Britain's largest advertising company, WPP, bowed to shareholder pressure yesterday and postponed a vote on an executive pay scheme that could hand Sir Martin Sorrell up to £44m.
The group's extraordinary meeting will take place on April 16, nine days later than planned. WPP also agreed to change the performance criteria which could trigger the multimillion-pound windfall for its chief executive.
The move comes after the Association of British Insurers warned the company of a "substantial protest vote" if it insisted on going ahead with its share-based incentive scheme. Under the terms of the scheme, the company will pay out £112m over the next five years to 19 executives. By far the largest portion of that will go to Sir Martin.
WPP said the meeting, due to be held next Wednesday, will be pushed back to allow more discussions with institutional investors and shareholder groups, including the ABI. WPP said it would change how it measured its performance against a group of 13 companies, a significant factor in determining the size of the payouts.

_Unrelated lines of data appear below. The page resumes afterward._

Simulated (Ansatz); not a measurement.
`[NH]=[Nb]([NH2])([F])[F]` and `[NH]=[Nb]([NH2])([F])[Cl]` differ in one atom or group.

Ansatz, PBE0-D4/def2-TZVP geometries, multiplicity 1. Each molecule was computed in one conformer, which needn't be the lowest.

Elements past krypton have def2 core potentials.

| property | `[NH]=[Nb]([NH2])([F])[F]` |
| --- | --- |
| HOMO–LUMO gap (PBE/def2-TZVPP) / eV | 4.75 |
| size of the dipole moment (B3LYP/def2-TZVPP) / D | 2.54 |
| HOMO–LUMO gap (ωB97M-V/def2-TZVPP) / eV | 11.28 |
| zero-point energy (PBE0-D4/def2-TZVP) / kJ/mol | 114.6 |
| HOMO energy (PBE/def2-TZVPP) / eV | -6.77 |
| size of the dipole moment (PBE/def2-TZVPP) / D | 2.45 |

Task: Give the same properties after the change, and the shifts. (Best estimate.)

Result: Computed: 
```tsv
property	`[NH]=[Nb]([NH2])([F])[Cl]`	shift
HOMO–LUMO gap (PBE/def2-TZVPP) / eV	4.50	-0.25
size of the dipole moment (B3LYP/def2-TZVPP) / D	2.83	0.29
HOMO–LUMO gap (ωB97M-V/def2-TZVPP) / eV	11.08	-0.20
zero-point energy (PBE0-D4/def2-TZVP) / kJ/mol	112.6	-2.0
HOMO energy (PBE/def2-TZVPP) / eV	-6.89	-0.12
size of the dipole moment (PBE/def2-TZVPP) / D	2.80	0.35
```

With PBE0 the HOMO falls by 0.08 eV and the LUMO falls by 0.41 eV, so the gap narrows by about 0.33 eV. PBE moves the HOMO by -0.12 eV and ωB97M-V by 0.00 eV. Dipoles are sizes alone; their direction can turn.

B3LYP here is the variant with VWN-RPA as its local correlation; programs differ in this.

The ABI had strong objections to the way the group would be measured by the level of shareholder return against a basket of media companies. One concern among some investors was the use of weighting, whereby the share performance of some companies in the group would have a greater role in determining the size of the payout than others. WPP has scrapped the measure.
The ABI, whose members account for almost one quarter of the stock market, welcomed the decision to delay the vote. Peter Montagnon, the head of investment affairs, said: "This gives us more time to consider [the package] and helps us avoid a stand-up argument." One of the ABI's biggest complaints was the speed with which the scheme was introduced, allowing little time for consultation with investors.
The association will keep the vote on a so-called red top - indicating the level of concern felt over the pay scheme - until it has considered its position ahead of the meeting. Pensions Investments Research Consultants, which advises funds with assets worth an estimated £300bn, also recommended a vote against the share options package before yesterday's announcement.
Shareholders believe there was a technical hitch in the comparator group used by WPP to measure performance, which would have made the top awards too easy to achieve.
One shareholder from a leading insurer said yesterday: "We're not against high pay per se, but we are against poor performance measures."
The National Association of Pension Funds believes that some "unique elements" within the pay scheme mitigate its generosity.
The NAPF pointed to the fact that the options will pay out over five years and the need for a significant investment from WPP directors. Sir Martin will need to invest up to £9.9m of his money to reach the £44m total that has alarmed investors.
Institutional Shareholder Services, the US investor advisory group, had also given its backing to the original plan.
The company has already agreed to cut Sir Martin's contract from a three-year term, amid a concerted campaign by investors against any executive deal that lasts longer than one year.
The latest row comes a year after nearly half of WPP's shareholders refused to back the chief executive's pay deal. Excluding payouts from share options, Sir Martin earned a total of £1.6m in salary and bonus during 2002.